In the face of all these “practical considerations,” I don’t recall Our Lord acknowledging any as valid enough to permit an exception to the One Law, even for a single instance.


I could, of course, be wrong, since I’m hardly any theologian or Scripture scholar. But if I am correct we don’t have a lot of wriggle room. In fact, we don’t have any at all.


Indeed, like W. C. Fields was said to have done in his cconvalescing years, we may search the Scripture looking for loop holes only to find there is no getting around the hard fact: we must grant our neighbor the same liberty, both in kind and degree, that we demand for ourselves.


The equality Jefferson spoke of in his celebrated Declaration may imply more than that, but it can never imply less than that. The moment equality becomes so distorted and misapplied as to impair and diminish liberty it not only ceases to be American, it ceases to be equality and morphs into tyranny.


Those of us who do accept the One Law have no cause for celebrating or indulging some sense of superiority. Acceptance is not accomplishment, it is only the beginning of our labors.


We must not only accept, we must conform to that which we have accepted. Anyone who has tried it even for a short time knows what failure is. He has also come to know that it takes real courage to remain consistent in supporting the One Law, and such a realization cannot help but cause us to view the Founders with renewed admiration, for they made the theme of their labors, their sine qua non, their final cause and pearl of great price that thing we call Liberty.

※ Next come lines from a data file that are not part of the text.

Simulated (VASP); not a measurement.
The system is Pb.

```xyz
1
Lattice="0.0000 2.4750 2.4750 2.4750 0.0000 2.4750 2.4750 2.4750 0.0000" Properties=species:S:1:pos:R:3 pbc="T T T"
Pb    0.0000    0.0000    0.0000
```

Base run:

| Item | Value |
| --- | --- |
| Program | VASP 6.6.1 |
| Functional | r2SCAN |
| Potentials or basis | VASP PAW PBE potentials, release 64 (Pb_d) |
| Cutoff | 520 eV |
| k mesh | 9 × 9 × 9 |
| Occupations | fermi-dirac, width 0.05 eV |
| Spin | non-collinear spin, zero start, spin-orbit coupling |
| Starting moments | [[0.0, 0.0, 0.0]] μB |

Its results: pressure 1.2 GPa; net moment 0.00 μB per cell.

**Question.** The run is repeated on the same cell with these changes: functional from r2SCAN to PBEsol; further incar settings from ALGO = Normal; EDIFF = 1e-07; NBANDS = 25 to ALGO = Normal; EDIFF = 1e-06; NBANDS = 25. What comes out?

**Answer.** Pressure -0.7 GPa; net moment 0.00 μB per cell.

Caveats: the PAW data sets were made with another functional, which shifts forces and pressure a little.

What would such a society look like? What form would it take? What would regulate it? Would statist tyranny be merely supplanted with a puritanical religion based one that erodes liberty under just another flag?


The exercise of mutual Liberty is a fearful thing because it demands as much trust from us as it grants to us. A society based on Liberty is, de facto, a society rooted in the necessity of trusting our neighbor to consider our good and not his only. A liberty based society cannot work under terms other than that and remain liberty based.

The fact that we now fear it and even doubt its possibility shows how far we are removed from the real demands of freedom. Yet, not long ago, it was not that way. I know, for I have witnessed it.


For instance, as a child I recall the trust and generosity of those Southeast Kentucky mountain folk I proudly and gratefully name as “my people.” The good people inhabiting those beautiful and gentle hills met strangers with curiosity, not suspicion. To say or think otherwise is to labour under the delusion of a false, yankeefied caricature.


Encounters with strangers commonly resulted in sitting down at a meal of fresh garden vegetables and home grown meats together and, afterwards, a friendly talk on the front porch about all manner of things as the summer afternoon slowly turned into evening, the long shadows of the mountains turn the land into black sillouhettes against a still bright pale blue sky and fireflies illuminated the evening with their magical, mystical light, all coordinated with the music of a thousand crickets.


My people reflexively assumed a good will in the stranger passing through or the new comer. This practice was not just a habit of body, it was a habit of mind and of soul––a common disposition. The stranger was assumed innocent until he had proven himself guilty beyond the shadow of a reasonable doubt by a deliberate act of malice.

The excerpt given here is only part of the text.